One of the most interesting of Ron Unz’s posts, Post-War France and Post-War Germany, deals with France under the Vichy regime and France after the Liberation. The idea that after the Liberation of France up to 80,000 people, or possibly even as many as 105,000, were summarily executed as collaborators is rather disturbing. It’s even more disturbing that a very large number may have been executed by the communists in the Resistance, for the crime of being anti-communist.

The whole subject of the Resistance is one that the defenders of the orthodox line would prefer to avoid. There is no doubt that most of those who claimed to have fought for the Resistance actually joined after the Liberation. By the late 40s it seemed that every single Frenchman claimed to have been a brave Resistance fighter.

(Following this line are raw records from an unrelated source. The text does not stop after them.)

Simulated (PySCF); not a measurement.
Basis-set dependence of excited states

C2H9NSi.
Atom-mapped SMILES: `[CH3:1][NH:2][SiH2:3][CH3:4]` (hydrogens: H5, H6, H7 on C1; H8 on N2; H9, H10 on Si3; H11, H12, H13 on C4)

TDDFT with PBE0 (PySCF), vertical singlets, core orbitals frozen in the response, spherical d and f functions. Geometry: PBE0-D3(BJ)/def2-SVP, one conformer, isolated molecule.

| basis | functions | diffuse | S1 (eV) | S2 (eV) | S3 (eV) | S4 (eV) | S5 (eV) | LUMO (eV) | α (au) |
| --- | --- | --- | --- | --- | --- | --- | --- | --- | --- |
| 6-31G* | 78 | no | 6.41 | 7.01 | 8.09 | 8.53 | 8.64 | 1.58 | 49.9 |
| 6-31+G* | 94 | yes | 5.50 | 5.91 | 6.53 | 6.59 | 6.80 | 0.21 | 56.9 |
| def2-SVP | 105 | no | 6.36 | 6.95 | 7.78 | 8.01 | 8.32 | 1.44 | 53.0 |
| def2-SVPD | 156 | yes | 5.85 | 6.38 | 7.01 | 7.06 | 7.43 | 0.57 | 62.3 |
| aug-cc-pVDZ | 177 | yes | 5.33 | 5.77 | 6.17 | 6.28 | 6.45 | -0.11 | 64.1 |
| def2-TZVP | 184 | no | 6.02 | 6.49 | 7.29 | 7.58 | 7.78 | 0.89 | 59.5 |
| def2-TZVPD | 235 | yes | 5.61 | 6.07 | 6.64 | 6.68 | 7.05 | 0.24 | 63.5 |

In fact most of the these wartime resistance movements that were so enthusiastically supported by Churchill were dominated by communists who were more interested in strengthening their position in the post-war world than in actually doing anything useful to win the war. What they mostly achieved was to provoke retaliations that led to the deaths of countless innocent people, whilst contributing very little to winning the war. Churchill may in this case have been merely deluded in believing that these groups were more useful than they actually were but it’s also pretty clear that he wasn’t especially bothered by the deaths of so many innocent civilians in the resulting reprisals. Just as he was quite unconcerned by the deaths of civilians (including French civilians) in British bombing raids.

Of course these are still very emotional subjects that most people would prefer not to think about. The orthodox historical account, the accepted narrative, is very comforting and inspiring. And it has to be admitted that revisionist historians are sometimes wrong. They do sometimes attract people who are candidates for tinfoil hats. But the revisionists are not always wrong.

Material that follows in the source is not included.